LoHud by Jacob Fischler, Albany Bureau November 4, 2010
ALBANY — The rent may be too high, but Jimmy McMillan got too few votes to win his own line on the ballot for the next four years.
McMillan's Rent Is 2 Damn High Party and other third-party gubernatorial candidates, who gained national attention in their free-for-all debate last month, largely failed to get the 50,000 votes needed to win a future ballot line.
The only one who got it was Green Party candidate Howie Hawkins, results Wednesday showed. The Independence, Conservative and Working Families parties — who also backed the major-party candidates — received enough votes to secure their ballot status.

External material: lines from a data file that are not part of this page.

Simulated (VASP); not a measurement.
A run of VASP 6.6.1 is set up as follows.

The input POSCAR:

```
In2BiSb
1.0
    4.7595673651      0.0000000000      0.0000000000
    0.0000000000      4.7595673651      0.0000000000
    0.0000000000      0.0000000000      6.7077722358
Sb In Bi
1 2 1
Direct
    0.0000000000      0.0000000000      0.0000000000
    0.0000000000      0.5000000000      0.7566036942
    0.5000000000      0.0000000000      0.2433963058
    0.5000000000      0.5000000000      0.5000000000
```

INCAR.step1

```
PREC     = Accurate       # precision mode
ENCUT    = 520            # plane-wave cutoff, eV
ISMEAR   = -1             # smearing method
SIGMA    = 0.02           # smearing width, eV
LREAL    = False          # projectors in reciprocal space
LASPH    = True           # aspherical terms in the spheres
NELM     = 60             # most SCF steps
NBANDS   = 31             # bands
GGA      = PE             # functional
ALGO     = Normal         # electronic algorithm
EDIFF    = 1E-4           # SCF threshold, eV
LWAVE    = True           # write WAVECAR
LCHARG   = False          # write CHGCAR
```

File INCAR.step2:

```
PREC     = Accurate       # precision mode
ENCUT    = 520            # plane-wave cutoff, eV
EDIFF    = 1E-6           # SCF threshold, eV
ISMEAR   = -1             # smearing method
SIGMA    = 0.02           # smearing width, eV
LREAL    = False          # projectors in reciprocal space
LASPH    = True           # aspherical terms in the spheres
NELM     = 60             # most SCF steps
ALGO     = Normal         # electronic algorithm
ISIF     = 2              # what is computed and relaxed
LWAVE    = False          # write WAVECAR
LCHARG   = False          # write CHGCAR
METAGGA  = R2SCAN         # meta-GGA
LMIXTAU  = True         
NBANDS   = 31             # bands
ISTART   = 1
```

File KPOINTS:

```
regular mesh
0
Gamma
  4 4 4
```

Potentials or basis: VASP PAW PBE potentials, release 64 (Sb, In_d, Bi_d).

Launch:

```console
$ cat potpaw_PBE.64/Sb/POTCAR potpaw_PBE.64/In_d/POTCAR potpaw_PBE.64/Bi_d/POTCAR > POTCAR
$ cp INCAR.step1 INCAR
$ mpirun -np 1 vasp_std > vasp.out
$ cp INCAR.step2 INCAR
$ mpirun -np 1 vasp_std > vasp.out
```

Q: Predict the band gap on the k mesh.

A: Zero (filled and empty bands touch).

"We'll be a real opposition," said Hawkins, who raked in 56,868 votes with 97 percent of precincts reporting statewide. As opposed to Working Families or Conservative parties, said Hawkins, the Greens will run what he described as a "real" third-party candidate "to give real change."
After it was announced Tuesday that Attorney General Andrew Cuomo would be New York's next governor, McMillan thanked the roughly 40,000 voters that filled in his bubble Tuesday via Twitter.
"Your support has shown me that my vision and my passions matter, for that, this is a certain victory," he wrote.
The other candidates who didn't make the cut for a guaranteed ballot line included the Anti-Prohibition party's Kristin Davis, New York City Councilman Charles Barron (D-Brooklyn) and Libertarian Warren Redlich. Redlich fell short by about 5,000 votes.
"I'm looking forward to going back into obscurity," said Redlich. "I thought we (the Libertarian party) would make a bigger dent."
Conservative Party Chairman Mike Long said the party appears to have received close to 200,000 votes on its line. That would give it row C on the ballot, moving up a spot past the Independence Party. The Working Families Party may end up on row D, and the Independence Party could be headed for row E, he said.
The number of votes each party receives on its line determines its positioning on the ballot.
Third-party campaigns in other statewide races ate up a slice of the voter pie as well.
While incumbent Tom DiNapoli secured his seat as comptroller by just three percentage points, Green Party candidate Julia Willebrand snuck in with 4 percent.
Carl Person, the Libertarian candidate for attorney general, earned nearly 35,000 votes in the midst of Attorney General-elect Eric Schneiderman's decisive victory over Staten Island District Attorney Dan Donovan.